04 September, 2011

What do you mean with "your vacuum is dirty"?

Vacuum cleaner ranks high among my favorite misnomers. First, its name suggests it's a device to clean the vacuum. Vacuum is a total absence of anything, it's literally emptiness. So there's no dirt in it, by definition.

This being English, you never know how does a pair of words function. Horse cart is drawn by horses, but milk cart is not drawn by milk - it's used to transport milk. I wonder what would be a cart to transport horses be called... anyway, maybe the vacuum cleaner is supposed to be something that uses vacuum to clean stuff? But it doesn't. On the contrary, it uses air. Which is, specially for those among us who have the habit of breathing, entirely different from vacuum.

OK, it operates on underpressure. But that's still very much not vacuum. And yet the sellers have come up with this name, and hoisted it upon the general English speaking public for a bit of eternity. Don't know what they were thinking - to impress the buyers with a bit of Latin, and with a bit of willful ignorance? It's just as preposterous as calling a pogo stick an antigravitational device, but they did it, and got away with it. The only other such thing I can recall is the "stainless steel", which I've seen stained many times; its main feature, that it doesn't rust, is omitted. We call it "nerđajući čelik" (нерђајући челик) - non-rusting steel.

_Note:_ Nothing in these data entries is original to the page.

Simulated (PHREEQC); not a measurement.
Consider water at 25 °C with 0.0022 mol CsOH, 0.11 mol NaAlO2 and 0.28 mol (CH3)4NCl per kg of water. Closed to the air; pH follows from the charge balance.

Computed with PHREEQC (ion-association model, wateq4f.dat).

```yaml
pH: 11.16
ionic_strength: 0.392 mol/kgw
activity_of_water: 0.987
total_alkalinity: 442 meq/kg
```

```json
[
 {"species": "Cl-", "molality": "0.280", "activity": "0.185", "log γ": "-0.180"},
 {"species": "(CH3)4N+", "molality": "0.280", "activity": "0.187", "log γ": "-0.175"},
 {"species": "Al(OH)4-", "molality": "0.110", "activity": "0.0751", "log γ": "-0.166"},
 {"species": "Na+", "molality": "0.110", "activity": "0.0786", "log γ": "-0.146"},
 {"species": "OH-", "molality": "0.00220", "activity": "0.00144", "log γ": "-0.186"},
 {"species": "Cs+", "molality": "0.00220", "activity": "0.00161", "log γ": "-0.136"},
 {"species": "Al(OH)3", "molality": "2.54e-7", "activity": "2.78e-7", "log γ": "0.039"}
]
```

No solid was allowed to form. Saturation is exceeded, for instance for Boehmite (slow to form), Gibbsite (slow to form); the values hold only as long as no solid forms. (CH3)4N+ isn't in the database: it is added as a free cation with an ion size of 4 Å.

I've checked a dozen other languages. In any of them (that I could guess the roots of the words) it's an "aspirator", "sucker", "puller" - with "dust" or "stuff" added as a prefix or suffix. Serbian (Croatian et al) proudly created a new word for it, "usisivač" - literally, insucker.

2 back and forths:

Anonymous said...

I like your horse-cart milk-cart quandary, and yes American English--especially where it concerns commercial and political interests--is often a product of contorted erroneous and sometimes outright ambiguous meanings. But, I don't see a problem with the term "vacuum cleaner".

The word "vacuum" points to a set of meanings both theoretical, applied, abstract and metaphorical. Selecting one from this set of meanings is a matter of context both implied and inferred. Upon demonstration it becomes readily apparent perhaps the device should be called a "manifold vacuum cleaner", but even so the name of the device need not be a comprehensive mechanical description of what it does, else speech would become rather unwieldy.

Sure you could just as well call it a "suction cleaner", but that is simply a matter of preference. I mean, how is that suction created? Ahh see the answer takes us back to the world of absolute and partial vacuum principles anyway. We could also call it a "depressurization cleaner", a "differential density cleaner", and "airborne particle displacer"...or something arbitrary like "superbroom" which would, over time, assume the identity of this mysterious device that makes dirt get off the floor with more force and authority than an ordinary broom and dustpan...haha this can all get rather silly, and quickly too.

I mean...holy cow!!...what about the purest definition of "clean"? Must we attack clutter and dirt at the subatomic level, resulting in some sort of quantum obliteration before we can call a surface clean, or can be simply transport the stuff on that surface from where we don't want it to where we want it using something properly approximated as a "vacuum cleaner"?

Cheers :)

D.R. Fairday said...

The word "vacuum" points to a set of meanings

Not to me. Vacuum is emptiness, no more, no less. No gases at all, pressure zero. Look up the definition in any book on physics.

This machine does not create vacuum, does not use it. It uses a stream of air, with pressure different from the surrounding air (generally lower, but I learned of some which used compressed air).

I'm a bit sensitive when it comes to using scientific terms in unscientific context, specially when this context subverts the meaning.

The irony of it is that if there was some dirt out in the vacuum of the interstellar space, these cleaners would be unable to clean it. It's not that they just don't really use vacuum, they can't use it.